A string tied to the leg of a live chicken ensured there would be fresh meat -- just in case the fish weren't biting -- when Ottie Houser Roberson first camped at Hunting Island State Park.
But Roberson's husband made sure the whiting and spottail were plentiful that day while she kept his fishing lines untangled and fried drop biscuits over the campfire.
Roberson of West Columbia, who celebrated her 100th birthday in March, has been camping at Hunting Island State Park every spring and summer for almost 70 years. Her husband, Bob, has since passed away, but Roberson and her daughters are back again this year.
She remembers her first trip to the island when Civilian Conservation Corps "boys" were still working on the road -- which still had some low spots of pluff mud. Hunting Island State Park was one of 800 parks built by the corps, a Depression Era public work relief program for men ages 18 to 25.
"They had to pick our car up to get us out of the marsh mud," Roberson said.
Bob Roberson discovered the island while training at Marine Corps Recruit Depot Parris Island. Ottie was no stranger to camping before they married.
As a child, she recalls riding in a horse-drawn covered wagon to campgrounds near Cherokee, N.C.
"My father would put a sheet over the top of two wagons -- one for the children and one for the adults," she said of the times before cars were common.
Married in 1937, each summer the couple and their children would pack up a tent and six cots for summer vacation.
One year, Roberson remembers the family stayed in one of the three to four barracks left behind by the conservation corps.
"It was full of spiders, so we took our sleeping bags down to the beach and slept there, but when the tide came in we had to move," she said.
Stumps left behind by trees cut down by the conservation corps formed great places to easily find a supper of crabs.
"Water was standing around those old stumps and we would find all kinds of crabs in there," Roberson said. "We had plenty of crabs. And we had lard and corn meal if you didn't catch anything."
With plenty of fish and crabs in those days, they didn't have to eat the chicken they'd once brought as a backup dinner plan.
"We put a roost up by placing a fishing pole between two trees," Roberson said. "He'd crow every morning, and we fell in love with him. We ended up taking him home."
One summer, the Robersons started finding old shell casings which still had gunpowder in them. They were told the military had used the island for a firing range.

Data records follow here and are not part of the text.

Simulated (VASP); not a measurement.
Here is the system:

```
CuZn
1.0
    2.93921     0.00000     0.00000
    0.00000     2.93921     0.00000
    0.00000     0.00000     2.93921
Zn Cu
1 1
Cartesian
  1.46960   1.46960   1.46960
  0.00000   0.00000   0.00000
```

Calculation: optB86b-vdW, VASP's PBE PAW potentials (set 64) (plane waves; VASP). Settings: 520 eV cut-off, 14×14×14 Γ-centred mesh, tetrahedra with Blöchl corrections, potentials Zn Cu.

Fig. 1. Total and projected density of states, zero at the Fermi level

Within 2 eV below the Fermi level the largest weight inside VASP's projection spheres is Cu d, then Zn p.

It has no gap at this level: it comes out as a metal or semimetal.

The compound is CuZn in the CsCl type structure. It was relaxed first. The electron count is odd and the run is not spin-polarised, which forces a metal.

"We would take (the casings) home and break them apart and make our own fireworks for the Fourth of July," said Sybil Parsons, one of Roberson's daughters, during their recent trip to the island. "We would take an iron pipe and bend it and put cotton and the powder down in there with a string, light it and then you run."
The family's most unusual find was a set of human teeth -- which they were told by forensic experts probably came from a cemetery at Coffin Point.
Beachcombing finds such as the shell casings and sand dollars were more plentiful when the Robersons first started visiting the island.
Other things also have changed. Roberson and her daughters recall a vastly different beach line and road system that has changed due to erosion.
"I remember walking that beach and the banks were high with big dunes above," Parsons said. "Daddy brought us down here because he wanted us to enjoy nature as it was and the beauty of Hunting Island."